A new beginning for New Beginning$

Our local brothel has closed. The other day, I noticed a For Lease sign on the roof of the building, indicating the neighborhood prevailed in its efforts to run it out of business. I'm a little sad to see it go because it added some character to a stretch of Broadway dominated by car lots.

New Beginning$ advertised hot tubs and massages for "Men Women Couples" and "Private Tubs For One Or Two." That might seem innocent enough, if it weren't for the opaque glass windows and a metal security door leading to a dimly lit staircase. That and it was the only "spa" in our neighborhood with a bouncer posted out front. (And yes, the dollar sign is part of the name.) Even though it's been cited repeatedly over the years for drugs and prostitution, it wasn't until recently that its massage license was revoked. Here's a bit from an email sent to our neighborhood group about the public hearing:

Not only were the massage parlor's employees providing sex for money, but there was testimony that streeet prostitutes bring their customers to the hot tubs. The owner had no ideas of how to prevent this; asked whether she required a sign-in sheet, she replied Yes, "but they never give their right names anyway." (At least the previous business owner, who still owns the building, said in 1991 that she only allowed women to come in with "one boyfriend a day"...but no, she could not help it if a woman has 7 boyfriends in a week.)
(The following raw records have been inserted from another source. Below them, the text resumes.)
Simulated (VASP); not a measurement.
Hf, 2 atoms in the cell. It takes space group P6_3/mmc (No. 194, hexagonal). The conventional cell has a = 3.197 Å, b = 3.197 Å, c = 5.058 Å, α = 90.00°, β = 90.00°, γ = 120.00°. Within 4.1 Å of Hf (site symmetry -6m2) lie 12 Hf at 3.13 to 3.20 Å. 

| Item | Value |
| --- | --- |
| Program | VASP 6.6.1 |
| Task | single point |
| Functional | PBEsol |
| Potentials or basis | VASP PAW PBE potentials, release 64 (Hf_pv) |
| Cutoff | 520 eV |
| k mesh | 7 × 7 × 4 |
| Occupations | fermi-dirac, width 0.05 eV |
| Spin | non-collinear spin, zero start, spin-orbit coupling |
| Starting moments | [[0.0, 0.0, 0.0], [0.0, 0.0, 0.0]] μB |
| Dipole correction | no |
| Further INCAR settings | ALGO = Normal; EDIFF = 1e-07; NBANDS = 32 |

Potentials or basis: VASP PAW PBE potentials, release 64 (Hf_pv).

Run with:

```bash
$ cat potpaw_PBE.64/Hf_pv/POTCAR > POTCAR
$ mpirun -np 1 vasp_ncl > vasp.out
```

I love the bit about "7 boyfriends in a week." I'm sure it was all perfectly innocent. Anyway, now it's gone, ending all prostitution in North Oakland for good. Or at least moving it back to the seedy motels along Broadway and Macarthur where it belongs. Not that I liked having a brothel in our neighborhood, mind you, but it did let me feel a little closer to my Nevada roots. And let's be honest, it's going to happen somewhere. It might as well be a place that couldn't be mistaken for anything else.